The next function get_hits will scan a sequence and find all matches of the words from the query map. These are considered 'hits'.

In [6]:
# run this cell to define get_hits
def get_hits (seq, map_, w):
    """
    scans the sequence for word hit in map
    returns tuples: 
    index of match in query with the
    index of match in sequence
    """    
    res = []  # list of tuples
    for i in range(len(seq)-w+1):
        subseq = seq[i:i+w]
        if subseq in map_:
            l = map_[subseq]
            for ind in l:
                res.append( (ind,i) )
    return res

The next step is to extend the hits found by the previous function. 

Here the the hit is extended while the new aligned positions score greated than or equal to half of the new positions.

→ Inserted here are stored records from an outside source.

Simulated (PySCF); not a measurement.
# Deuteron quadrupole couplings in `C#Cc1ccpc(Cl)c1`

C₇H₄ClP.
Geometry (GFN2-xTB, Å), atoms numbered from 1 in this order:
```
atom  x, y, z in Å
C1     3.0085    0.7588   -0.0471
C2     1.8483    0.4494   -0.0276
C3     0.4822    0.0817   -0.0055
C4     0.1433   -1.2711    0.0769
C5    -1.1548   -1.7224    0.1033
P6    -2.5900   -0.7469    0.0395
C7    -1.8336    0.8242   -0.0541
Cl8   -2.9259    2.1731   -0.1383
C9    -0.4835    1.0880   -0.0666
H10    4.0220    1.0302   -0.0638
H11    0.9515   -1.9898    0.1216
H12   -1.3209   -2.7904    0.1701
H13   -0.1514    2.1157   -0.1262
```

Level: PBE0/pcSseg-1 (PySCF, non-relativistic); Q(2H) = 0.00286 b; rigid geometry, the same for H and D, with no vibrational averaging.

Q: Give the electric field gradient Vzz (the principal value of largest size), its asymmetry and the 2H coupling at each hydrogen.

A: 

No gaps are used. But a check needs to be made that the extension has not reached the end of either the query or the sequence. 

In [11]:
def extends_hit(seq, hit, query, w):
    """
    the hit positions are extended
    based on the sequence and query matches
    on either side
    
    returns a tuple:
    (the starting index of the alignment on the query,
     the starting index of the alignment on the sequences,
     the size of the alignment,
     and the score - that is the number of matching characters).
    """    
    stq, sts = hit[0], hit[1]
    ## extend hit forward
    matfw = 0       
    k=0
    bestk = 0
    while 2*matfw >= k and stq+w+k < len(query) and sts+w+k < len(seq):
        if query[stq+w+k] == seq[sts+w+k]: 
            matfw+=1
            bestk = k+1
        k += 1
    size = w + bestk
    ## extend hit backwards
    k = 0
    matbw = 0   
    bestk = 0
    while 2*matbw >= k and stq > k and sts > k:
        if query[stq-k-1] == seq[sts-k-1]: 
            matbw+=1
            bestk = k+1
        k+=1       
    size += bestk
    
    return (stq-bestk, sts-bestk, size, w+matfw+matbw)


The output for the extended hit is an alignment starting positions in the query and in the sequence, its size and finally a count of identity matches added to the word length. The words from hits are all fully identical by definition in this implementation. The identity count is a measure of the final score for the extended alignment.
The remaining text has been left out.